The State Department acknowledged yesterday that Iraq has now defined the thousands of Americans and other foreigners trapped there and in Kuwait as "restrictees" who will be used as bargaining chips or shields until the conflict is over.

Spokesman Margaret Tutwiler said Iraq also appears to be including U.S. diplomats for the first time in the category of those who are being detained. Iraqi officials said last week that diplomats and their dependents could leave after a seven-day waiting period. But Tutwiler said a group in Baghdad that applied a week ago has not been allowed to go.

"I have no reason to believe that those diplomats will be allowed to leave today," she said. "I can't speak for the future." She said Iraq had told the U.S. charge d'affairs in Baghdad yesterday that "a new set of conditions" or guidelines was being drawn with regard to the diplomats but it was not known what the new rules would be.

Tutwiler said the word "restrictees" was "pure semantics. . . . It doesn't change the facts. Frankly, they are finally admitting behavior which is contrary to all international norms."

There were other signs yesterday that the Iraqi position against allowing most foreigners to leave was hardening.

The Soviet Union, which has about 9,000 citizens in Iraq, has been saying for days that Iraqi officials agreed to allow all Soviets to leave. Yesterday, however, the Soviet Foreign Ministry said Iraq had changed its mind and would allow only Soviet women, children and invalids out, leaving more than 5,000 men trapped, Washington Post correspondent Michael Dobbs reported from Moscow.

The move left Soviet men in the same position as those from Western countries, reflecting the abrupt deterioration in Soviet relations with Iraq, once Moscow's closest ally in the Persian Gulf.

"I would not want to use the word hostages," Soviet Foreign Ministry spokesman Yuri Gremitskikh said at a news conference in Moscow. Gremitskikh, echoing the words of State Department officials, said, "We hope Iraq does not consider our citizens hostages and we do not want to see them as hostages."

Other nations with huge numbers of people trapped in Iraq and Kuwait have been searching for a common approach on how to deal with the problem. A State Department senior official yesterday said that India has more than 150,000 citizens in those countries and their detention has become a major domestic political problem in India.

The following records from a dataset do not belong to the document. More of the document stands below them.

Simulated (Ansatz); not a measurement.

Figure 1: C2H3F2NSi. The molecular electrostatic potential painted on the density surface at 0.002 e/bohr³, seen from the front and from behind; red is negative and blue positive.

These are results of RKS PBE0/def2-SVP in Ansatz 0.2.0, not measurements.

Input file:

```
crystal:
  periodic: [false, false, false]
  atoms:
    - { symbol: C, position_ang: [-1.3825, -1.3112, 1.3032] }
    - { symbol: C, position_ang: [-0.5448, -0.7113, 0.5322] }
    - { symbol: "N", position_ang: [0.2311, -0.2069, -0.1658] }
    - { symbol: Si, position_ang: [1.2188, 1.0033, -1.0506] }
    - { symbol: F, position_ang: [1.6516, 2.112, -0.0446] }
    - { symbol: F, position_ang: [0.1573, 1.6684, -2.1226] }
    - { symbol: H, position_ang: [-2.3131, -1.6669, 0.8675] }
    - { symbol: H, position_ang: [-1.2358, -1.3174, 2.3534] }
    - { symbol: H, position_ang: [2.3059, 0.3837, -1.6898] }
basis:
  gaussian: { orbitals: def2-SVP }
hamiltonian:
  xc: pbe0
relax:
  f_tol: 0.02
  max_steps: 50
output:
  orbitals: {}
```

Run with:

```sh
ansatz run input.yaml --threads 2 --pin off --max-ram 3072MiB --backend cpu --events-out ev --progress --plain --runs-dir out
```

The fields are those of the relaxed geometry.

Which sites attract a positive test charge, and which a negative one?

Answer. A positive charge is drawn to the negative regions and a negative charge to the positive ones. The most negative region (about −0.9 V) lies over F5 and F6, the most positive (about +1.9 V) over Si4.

The extent of India's concern was reflected by a visit Tuesday by Indian Foreign Minister I.K. Gujral to Soviet Foreign Minister Eduard Shevardnadze in Moscow, followed by a 90-minute meeting here yesterday with Secretary of State James A. Baker III. Gujral expressed a willingness to cooperate in any way with efforts to safeguard foreigners, the official said.

U.S. officials estimate there are about 2,500 Americans in Kuwait and 500 in Iraq. But some officials point out that while that may be a rough count of the number of holders of U.S. passports, it includes many, including Palestinians, Egyptians and Kuwaitis, who may have dual citizenship.

One official said there were very few American businessmen or workers in Iraq, and that the vast majority of the 500 listed as Americans are likely to be American women married to Iraqi men who were forced by Iraqi law to become Iraqi citizens. The State Department considers them U.S. citizens, but believes they probably would not want to leave the country even if all foreigners are given permission. Also included in that total are children born in the United States to Iraqi citizens.

In an interview that was broadcast on ABC's "Nightline" last night, Iraqi Foreign Minister Tareq Aziz said the status of the Americans would be decided soon and that no harm would come to them, Reuter reported. Restricting them to their homes or hotels is "temporary. They are going to be considered in, I hope, a short time to come," he said.

Relatives of Americans trapped in Iraq and Kuwait remained optimistic.

Patricia Hale of Spring, Tex., whose husband, Edward, is among the oil workers being held in Baghdad, said she refused to become pessimistic.

"They're still not called hostages, let's get this straight," she said. "It's something we have to deal with day by day, but I still look forward to seeing this settled, real soon . . . . I really feel that everything is going to work out."

Both Hale and the family of Fred F. Harrington, a businessman from Redmond, Wash., who is also being held at the Al-Rashid Hotel in Baghdad, received messages yesterday sent through the U.S. Embassy.

Connie Ogle, whose father-in-law, Rainard Walterscheid, is another one of the trapped oil workers, said calling the Americans "restrictees" had not changed the family's concerns. "It's the same to me," she said. "We've always considered him a hostage. {Restrictee} that's just another way of putting it."

Staff writer Bill McAllister contributed to this report.

The State and Defense departments will not define the terms they use to describe the military buildup in the Persian Gulf. The definitions listed here were compiled from Webster's New World Dictionary.

Blockade: To shut off the port or region of a belligerent state in order to prevent passage in or out in time of war.

Embargo: To prohibit the entry or departure of commercial ships through government order.

Interdict: To impede, hinder or isolate an enemy through threat or use of force.

Impose sanctions: To use collective action to force a nation that has violated international law into ending the violation.